The saddest thing about writing about the most recent demonstration of evil in our country is that it is not going to be the last example of it. It was Texas and Ohio this past week. It could very well be Los Angeles next time. So I do not run the risk of writing something with an expired shelf life.
The time it takes for a stupendously awful evil act to be transformed into political fodder by political alchemists takes about the same amount of time for a quark to travel within a proton, which is about 99.995 percent of the speed of light. I looked it up.
Maybe something will be done in a politically bipartisan manner, maybe it won’t. What is sure, regardless of any laws that are passed, or constitutional amendments amended or even done away with in toto, is that it will happen again. The reason I can be so sure it will happen again is because the problem, at its very foundations, seems to be spiritual in nature.

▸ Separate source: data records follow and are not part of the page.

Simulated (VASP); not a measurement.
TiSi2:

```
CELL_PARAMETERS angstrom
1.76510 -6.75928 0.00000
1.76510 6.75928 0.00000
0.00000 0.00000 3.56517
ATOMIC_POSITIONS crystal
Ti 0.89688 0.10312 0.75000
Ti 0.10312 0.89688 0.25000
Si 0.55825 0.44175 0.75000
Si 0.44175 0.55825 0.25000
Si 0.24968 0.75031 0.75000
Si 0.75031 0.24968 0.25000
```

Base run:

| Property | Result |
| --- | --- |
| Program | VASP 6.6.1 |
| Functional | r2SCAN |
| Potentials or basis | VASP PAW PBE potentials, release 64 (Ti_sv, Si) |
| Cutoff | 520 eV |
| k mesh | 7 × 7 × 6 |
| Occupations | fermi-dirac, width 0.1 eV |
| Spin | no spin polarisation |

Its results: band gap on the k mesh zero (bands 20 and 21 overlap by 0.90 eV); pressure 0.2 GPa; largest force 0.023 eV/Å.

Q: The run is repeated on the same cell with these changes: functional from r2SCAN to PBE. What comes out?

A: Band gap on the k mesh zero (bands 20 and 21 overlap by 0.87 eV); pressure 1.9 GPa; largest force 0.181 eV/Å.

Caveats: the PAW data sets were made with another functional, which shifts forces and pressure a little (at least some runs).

That came through loud and clear on Facebook in the immediate aftermath of the twin mass shootings. I saw a meme on this social media megalith with a line drawn through the words “thoughts and prayers.”
I’ve heard that sentiment before in the aftermath of other mass shootings. On one level I can understand people feeling that it represents “cheap” grace, and an easy out for those who just don’t want to consider more concrete, politically volatile responses to this crisis.
Sorry to disappoint, but I have no solution to this crisis either. Maybe tighter controls on guns will help. All rights, even the right to keep and bear arms, are never without some form of regulation and constriction.
Guns are certainly a problem now, but they can’t be the only problem. In the 1950s, high school students in ROTC programs were required to bring their guns to school. Into the 1970s, nearly 100 high schools in New York State still had gun clubs.
It’s not that guns are not a problem, but that they represent one of a lot of problems that result in the growing list of mass shootings. It’s not one thing. It’s a lot of things.
One of those that no one wants to talk too much about, at least in mainstream media or outside pro-life circles, is the role abortion plays in this. How are they connected? Broken down to its bare-knuckled essence, abortion is using violence to solve a problem.
The internet is also a major player in this crisis. In the “good” old days, if you wanted to access pornography you had to go to a bookstore that sold pornographic magazines, or you had to go to a movie theater that featured pornographic movies.
You might be seen by a friend or neighbor, and it probably kept more than a few people away from pornography. Not the most modern or enlightened social-control mechanism, but it worked.
The same was true for rabid political movements. If someone was harboring racial animus, the problem of going to a public Klan rally or Neo-Nazi parade was that they were “public.” I think this also explains why the opposite side of the same hatred coin, the “antifa” movement, has almost all of its marchers hiding being bandanas or ski masks. It makes people a lot braver.
Today, people access all the pornography and all the racial hatred their brains can absorb while they sit in the dark recesses of their rooms, as computer monitors flicker away with bad images and bad ideas that take hold, take root, and bear bitter fruit.
But the main puzzle piece, and this is where the people who are unjustifiably offended by sentiments about thoughts and prayers comes in, is that we have a spiritual problem. And it’s not just the growing number of “nones” — those with no religious affiliation.
A lot of church-going people have managed to compartmentalize their public and private lives and turned religious practice into an a la carte menu, where they pick and choose what they like and pass over what is difficult or out of vogue in the popular culture.
One of the founding fathers, a group of religious guys who knew how to use guns, said the only way the American experiment works is if we had the most secular government as possible and the most religiously devout people as possible.
We have the secular government part down pat. But we’ve removed the religiously devout part of the equation, and that resulting imbalance has created a harvest of destruction — and only prayer and spiritually minded hearts can restore the equilibrium.